If we locate motherhood and mothering in the context of relationship, we can still talk about love, work, desire and obligation, but we might be able to talk about these things in a more authentic way— or at least without feeling as though there is only one right answer to the question of what it means to be a mother. After all, interpersonal relationships do give rise to the impulse and obligation to care, although the strength of the impulse and the intensity of the obligation usually depend on the tenderness of the attachment, and the nature of the needs of the person we’re attached to. Because caring for others is not always easy or spontaneous, caring relationships put us in touch with the intricacies of our own emotional clockwork— and in this way, they can alter us. They can lead to new awareness of ourselves and others around us; they push us to grow. And this is just as true for the care-giver as it is for the cared-for.

When we look at motherhood as a relationship, we have an opportunity to weave a more mother-centric story to explain why becoming a mother can be a profoundly transformative experience, and why it never transforms every mother in precisely the same way— because when we conceive of motherhood and mothering as relationship, we’re describing an individual process, not a monolithic one. (Or as Jesse Bernard suggests, “Motherhood may work miraculous changes in women, transforming at least some of them into a close approximation of the model, or a close facsimile thereof, but for the most part women enter motherhood with the full complement of human virtues and defects, as various as all other living beings, and they remain different to the end.”)

Perhaps if we begin to think of motherhood as something other than a job, we might discover a new way to acknowledge that motherhood is an ending— the ending of a woman’s life as not-a-mother— and also a beginning, not of a different life, but of a changed one; a life that’s still full of open-ended and unexpected possibilities as well as added responsibilities. When we start talking about motherhood as a relationship, we— women, mothers— take ownership of it. And by the way, fatherhood is also a relationship, not a “role,” and it’s about time we started talking about the meaning of that, too.

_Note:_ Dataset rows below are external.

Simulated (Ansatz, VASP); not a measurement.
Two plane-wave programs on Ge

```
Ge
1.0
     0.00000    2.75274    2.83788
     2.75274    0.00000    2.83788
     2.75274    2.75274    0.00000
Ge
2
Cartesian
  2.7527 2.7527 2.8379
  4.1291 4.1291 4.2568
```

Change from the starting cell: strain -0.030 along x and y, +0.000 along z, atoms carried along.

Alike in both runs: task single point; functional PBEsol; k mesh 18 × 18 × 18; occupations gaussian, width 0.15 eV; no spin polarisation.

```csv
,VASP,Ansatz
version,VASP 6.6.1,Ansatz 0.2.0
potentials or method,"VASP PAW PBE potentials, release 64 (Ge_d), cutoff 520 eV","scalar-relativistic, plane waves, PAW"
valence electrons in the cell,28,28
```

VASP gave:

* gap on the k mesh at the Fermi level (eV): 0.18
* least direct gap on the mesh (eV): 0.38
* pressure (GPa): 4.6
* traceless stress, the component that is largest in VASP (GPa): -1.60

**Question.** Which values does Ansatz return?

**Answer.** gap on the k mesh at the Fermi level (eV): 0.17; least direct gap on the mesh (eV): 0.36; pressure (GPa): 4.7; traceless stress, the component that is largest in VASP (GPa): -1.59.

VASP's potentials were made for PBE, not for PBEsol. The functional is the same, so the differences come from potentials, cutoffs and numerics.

Our new narrative of motherhood-as-relationship might also be used to articulate why contemporary mothers feel set apart from the rest of society in both good and bad ways. For example, in addition to divvying up our social world along gender lines, our culture also breaks down the rest of human experience into a series of dualisms— such as mind/body, public/private, productive/reproductive, competitive/compassionate, rational/relational— and assigns competing values to each side of the pair. The upshot is that behaviors and traits considered ideal on one side of the set are usually considered negative and inappropriate in the other. Such distinctions make our messy human lives seem a little more orderly and manageable, but it’s important to recognize that they are almost entirely arbitrary and culturally defined. Many people, female and male, struggle with this disconnect— because while it’s relatively easy to shift our concentration and actions in response to different social situations, we can’t split ourselves in two. We are always completely who we are every minute of our lives; we can’t conveniently shed selective aspects of our rational and relational selves when we move into a different setting. So if we accept that motherhood is a relationship and not a job, it’s becomes clear there is no sliding scale to being a mother— our motherliness isn’t based on the number of hours we put into mothering.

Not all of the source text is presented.